Next, the crystal orientation was measured and analyzed under the following conditions using a crystal orientation measuring device (scanning electron microscope (SEM)-EBSD).
Crystal grain boundaries with a misorientation of 15° or more between crystal grains were defined as high-angle grain boundaries (HAGBs), and the sizes of crystal grains surrounded by the HAGBs were measured. Images measured at a magnification of 1000 times were connected to analyze a total area of 50000 μm2 or more, and the average crystal grain size was calculated. An area method (average by area fraction method) of EBSD was used for the calculation of the average crystal grain size. OIM Analysis (Ver. 8.0) of TSL Solutions, Inc. was used for the analysis.

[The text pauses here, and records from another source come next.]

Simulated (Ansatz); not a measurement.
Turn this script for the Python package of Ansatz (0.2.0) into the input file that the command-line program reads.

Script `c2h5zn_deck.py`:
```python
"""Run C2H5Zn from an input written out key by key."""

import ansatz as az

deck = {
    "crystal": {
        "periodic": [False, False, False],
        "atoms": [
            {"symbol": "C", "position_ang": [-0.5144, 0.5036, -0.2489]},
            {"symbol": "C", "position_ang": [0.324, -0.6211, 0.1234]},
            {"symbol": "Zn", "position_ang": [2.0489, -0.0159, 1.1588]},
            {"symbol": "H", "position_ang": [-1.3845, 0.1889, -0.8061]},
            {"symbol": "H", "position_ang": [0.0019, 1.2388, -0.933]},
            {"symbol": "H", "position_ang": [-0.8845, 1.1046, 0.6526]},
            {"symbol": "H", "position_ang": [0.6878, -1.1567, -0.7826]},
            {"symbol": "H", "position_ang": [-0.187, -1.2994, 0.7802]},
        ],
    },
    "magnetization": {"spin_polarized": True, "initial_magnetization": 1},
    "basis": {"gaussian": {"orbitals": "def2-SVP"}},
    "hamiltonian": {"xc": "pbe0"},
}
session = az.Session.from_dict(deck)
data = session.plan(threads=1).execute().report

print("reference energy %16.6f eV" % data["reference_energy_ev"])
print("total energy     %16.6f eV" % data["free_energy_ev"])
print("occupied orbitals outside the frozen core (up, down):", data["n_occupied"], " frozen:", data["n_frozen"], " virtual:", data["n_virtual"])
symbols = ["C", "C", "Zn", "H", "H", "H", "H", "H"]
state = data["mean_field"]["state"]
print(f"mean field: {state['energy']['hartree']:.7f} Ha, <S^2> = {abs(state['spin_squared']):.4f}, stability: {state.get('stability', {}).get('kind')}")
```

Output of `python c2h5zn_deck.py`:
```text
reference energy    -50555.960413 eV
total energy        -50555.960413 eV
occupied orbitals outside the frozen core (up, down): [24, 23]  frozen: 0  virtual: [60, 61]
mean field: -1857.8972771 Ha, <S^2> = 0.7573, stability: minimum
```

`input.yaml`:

In detail, the crystal grains surrounded by the HAGBs were specified. Crystal grains having an outline that intersected the frame of the observation visual field were excluded (edge grain excluded in analysis). The area of one crystal grain was calculated from the number of measurement points (the number of points) in the crystal grain. A value obtained by multiplying the area fraction occupied by one crystal grain in the observation visual field by the area of the crystal grain was calculated. The total of the values obtained by multiplying the area rate of all of the observed crystal grains and the area thereof was calculated as the average area of the crystal grains (Area method). The diameter of a circle having the same area as the average area of the crystal grains (equivalent circular area diameter) was calculated as the average crystal grain size.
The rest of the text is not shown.